Data telemetry via satellite
Eutelsat
A number of satellites are available for data transmission. In this part of the world, Eutelsat is one of the satellite consortiums that provide data communication facilities, they have something like 14 geostationary satellites.
SCADA and telemetry systems using Eutelsat are generally based on VSAT services - Very Small Aperture Terminal.
Or in other words, small dishes.
There are various providers offering hardware orientated towards SCADA and telemetry which use the Eutelsat VSAT services. Some of the typical features or characteristics include :-
- latency is around 500 millieseconds
- encryption, for example in VPN`s, can slow data rates down somewhat
- RS232 and/or ethernet connections
- TCP/IP connectivity
- choice of Ku band or C band - rain causes more fade in Ku band than in C band, but C band needs larger dishes
- protocol independent
- full duplex
- data rates from around 2400bps upwards
Intelsat and Inmarsat are two other satellite service providers.
Eutelsat is widely used for the monitoring and control of remote fixed installations like pipelines, dams, and unmanned power stations. However geostationary satellites sit over the equator, and provide little or no signal coverage at the polar regions.
Iridium
Iridium is another satellite provider - they use a mesh of 66 low earth orbit satellites, which provide full coverage of the polar regions - this is a big selling point, as the footprints of most geostationary satellites don`t cover the polar regions. Another advantage is the size of the antenna - Iridium doesn`t need dishes, it can use small antenna just a few centimetres in length.

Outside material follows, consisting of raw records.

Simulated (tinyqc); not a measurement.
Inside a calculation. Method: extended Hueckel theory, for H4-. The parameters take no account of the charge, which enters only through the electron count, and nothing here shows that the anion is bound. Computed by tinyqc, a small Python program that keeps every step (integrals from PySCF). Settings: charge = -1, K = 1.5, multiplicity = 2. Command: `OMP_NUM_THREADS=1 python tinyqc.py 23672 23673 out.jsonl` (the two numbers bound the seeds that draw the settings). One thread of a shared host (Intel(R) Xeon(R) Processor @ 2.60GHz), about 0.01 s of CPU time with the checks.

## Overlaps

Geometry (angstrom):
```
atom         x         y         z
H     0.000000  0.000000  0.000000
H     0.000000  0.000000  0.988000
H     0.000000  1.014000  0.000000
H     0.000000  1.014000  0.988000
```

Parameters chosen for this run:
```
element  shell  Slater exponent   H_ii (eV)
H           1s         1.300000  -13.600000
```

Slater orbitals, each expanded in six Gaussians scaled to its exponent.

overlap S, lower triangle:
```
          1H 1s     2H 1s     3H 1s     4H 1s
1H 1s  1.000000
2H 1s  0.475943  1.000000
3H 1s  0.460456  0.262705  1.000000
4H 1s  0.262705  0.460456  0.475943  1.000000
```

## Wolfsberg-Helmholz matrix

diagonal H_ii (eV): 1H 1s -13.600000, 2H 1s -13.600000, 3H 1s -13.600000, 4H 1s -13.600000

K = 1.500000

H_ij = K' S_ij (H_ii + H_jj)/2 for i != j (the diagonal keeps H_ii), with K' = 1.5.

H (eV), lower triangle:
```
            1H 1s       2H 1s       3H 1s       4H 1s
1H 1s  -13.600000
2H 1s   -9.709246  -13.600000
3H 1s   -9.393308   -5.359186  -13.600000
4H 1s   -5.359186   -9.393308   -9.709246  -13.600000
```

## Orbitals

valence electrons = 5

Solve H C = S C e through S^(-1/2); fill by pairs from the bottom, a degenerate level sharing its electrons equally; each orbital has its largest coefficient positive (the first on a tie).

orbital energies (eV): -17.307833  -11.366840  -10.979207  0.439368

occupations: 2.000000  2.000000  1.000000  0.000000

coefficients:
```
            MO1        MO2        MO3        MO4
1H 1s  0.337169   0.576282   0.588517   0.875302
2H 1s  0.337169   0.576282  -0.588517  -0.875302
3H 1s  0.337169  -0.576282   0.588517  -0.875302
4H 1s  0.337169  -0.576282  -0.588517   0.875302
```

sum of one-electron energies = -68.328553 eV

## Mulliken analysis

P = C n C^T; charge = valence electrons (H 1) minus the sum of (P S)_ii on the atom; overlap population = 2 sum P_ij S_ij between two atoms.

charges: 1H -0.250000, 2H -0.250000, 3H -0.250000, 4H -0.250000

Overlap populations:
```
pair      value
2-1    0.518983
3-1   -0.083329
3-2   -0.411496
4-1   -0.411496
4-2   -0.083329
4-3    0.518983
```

As well as carrying voice traffic, Iridium also provides a number of data communication services. These include :-
- Iridium Open Port - this is an integrated system for use on ships - as well as 3 voice channels, it provides an always-on data channel with speeds up to 128Kb/s with full IP connectivity
- Short Message Service - SMS - for data up 140 bytes
- Short Burst Data - SBD - designed for data streams up to 340 bytes, but some modems can use it for data streams up to 1960 bytes - latency can be up to 20 seconds
- RUDICS - dial up, or switched continuous circuit connection - provides full duplex connectivity, and data rates up to 2400bps, depending on signal strength - low signal strength means that more bits are used for error correction, so can`t be used for data
- LRIT - long range identification and tracking - a tracking orientated service based on SBD
There are a few modems available for use with Iridium, including these ones, but there are others -
- Iridium 9522 - this is a module for building into equipment, it can operate over dial-up, SMS, or SBD. It has an RS232 interface for connection to the telemetry source equipment, and can provide IP connectivity. It is suitable for SCADA systems
- Iridium 9601 - this is also a module for building into equipment, smaller and lighter than 9522, but it can only operate on SBD. Also with RS232. Limited to 340 bytes
- Iridium A3LA-DG - this is a 9522A modem and GPS combined in the one module. It can provide the same data modes as the 9522
I think you can also get a version of the 9601 with built in GPS.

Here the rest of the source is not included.